Tuesday, May 03, 2016

An Unfortunate Choice Of Words When Your Skin Is Of A Pale Hue

So it was perfectly fine for comedian Larry Wilmore to call the President of the United States his nigger, but Gerry Adams is not to use the n-word.

The rules of engagement are complex indeed when it comes to certain words that have the power to trigger strong emotions.

The debate wages on, and not all black folks are in agreement that using the n-word amongst themselves is acceptable. Let the rappers drop all sorts of profanity, but to some in the community it is part of a negative culture. Taking control of a word does not diminish its negative connotation, as far as they are concerned. If it is wrong for white people to use the word, it is wrong for blacks to refer to one another as nigger.

What's Gerry Adams of Sinn Fein to think, so, when he sees Larry Wilmore use the word in such a public forum? The annual Correspondents' Dinner is full of jokery and humour, the President joins in the fun, and there goes the n-word flying. No one jumped up and shouted Mr. Wilmore down, or called him out for not only using a slur but for applying it to the leader of the free world, as if Barack Obama is just another gangsta from the 'hood.

The tweet - a force for good or the road to hell
The Provos have long equated the treatment of Catholics in Northern Ireland to the treatment of slaves in the Deep South, and there have been a few equivalencies made between the civil rights movement and The Troubles.

Not nearly equal, of course. The Catholics were an oppressed minority and were denied their rights, much like the blacks who lived under the Jim Crow laws designed to keep them oppressed. Maybe a man could make something of the similarities, but to paint Northern Irish Catholics as slave-like is going a bit too far.

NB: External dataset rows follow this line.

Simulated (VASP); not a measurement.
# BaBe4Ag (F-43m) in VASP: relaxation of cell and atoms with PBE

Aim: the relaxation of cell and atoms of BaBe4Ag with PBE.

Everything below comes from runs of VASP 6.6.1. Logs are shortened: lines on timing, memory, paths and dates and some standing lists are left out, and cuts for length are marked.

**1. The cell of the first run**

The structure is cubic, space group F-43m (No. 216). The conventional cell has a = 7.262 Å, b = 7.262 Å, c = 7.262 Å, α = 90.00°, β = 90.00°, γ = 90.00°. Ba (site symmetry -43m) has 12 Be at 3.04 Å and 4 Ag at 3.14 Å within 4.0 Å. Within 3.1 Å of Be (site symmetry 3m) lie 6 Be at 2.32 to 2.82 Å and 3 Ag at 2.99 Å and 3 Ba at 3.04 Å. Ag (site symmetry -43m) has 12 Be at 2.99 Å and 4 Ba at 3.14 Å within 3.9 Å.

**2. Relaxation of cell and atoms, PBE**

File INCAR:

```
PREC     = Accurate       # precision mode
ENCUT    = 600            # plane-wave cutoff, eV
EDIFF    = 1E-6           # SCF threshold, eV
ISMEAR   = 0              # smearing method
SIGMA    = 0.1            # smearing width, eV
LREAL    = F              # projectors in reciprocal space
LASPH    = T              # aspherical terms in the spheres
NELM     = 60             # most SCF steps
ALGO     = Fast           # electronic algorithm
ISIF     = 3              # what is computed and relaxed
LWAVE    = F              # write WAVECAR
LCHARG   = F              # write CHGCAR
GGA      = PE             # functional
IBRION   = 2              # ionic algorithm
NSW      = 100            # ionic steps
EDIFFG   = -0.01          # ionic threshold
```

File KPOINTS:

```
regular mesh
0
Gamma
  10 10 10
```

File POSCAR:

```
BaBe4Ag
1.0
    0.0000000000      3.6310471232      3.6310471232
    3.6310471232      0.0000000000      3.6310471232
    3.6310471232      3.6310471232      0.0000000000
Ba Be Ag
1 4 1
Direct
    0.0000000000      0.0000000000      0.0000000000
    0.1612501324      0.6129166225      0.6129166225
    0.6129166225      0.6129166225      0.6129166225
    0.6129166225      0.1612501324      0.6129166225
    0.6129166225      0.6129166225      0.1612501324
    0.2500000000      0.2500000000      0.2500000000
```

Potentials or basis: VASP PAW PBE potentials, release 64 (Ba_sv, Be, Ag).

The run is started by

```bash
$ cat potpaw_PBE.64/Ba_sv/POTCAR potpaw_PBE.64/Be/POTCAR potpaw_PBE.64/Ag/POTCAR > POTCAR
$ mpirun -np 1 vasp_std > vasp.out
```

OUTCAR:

Poor Mr. Adams went and tweeted without thinking after seeing the film Django Unchained, with its theme of revenge against a backdrop of carnage. His blood was up, apparently, because his fingers typed out a message that included the phrase "A Ballymurphy Nigger". His heart was leading while his head was far behind.

More words had to jump in to explain the context of his 140-character thought bubble, and the next thing you know it's all Cromwell and Penal Laws and 800 years of British perfidy. Still not the stuff of slavery. So more words had to come to the rescue and that's how deep holes get dug, with word upon word dredged up until you've buried yourself deep in rhetoric.

Tweets are fine for short messages, but when you're trying to explain your entire political philosophy, you'll find that some thoughts can't be compressed down to a few characters without losing the essence of the argument.

Too few words can be just as difficult to repair as too many.

Just ask Gerry Adams, who is out there trying to convince everyone that he's not a racist or a white supremacist, just a Catholic politician doing battle with a Protestant government that doesn't much like him or his kind.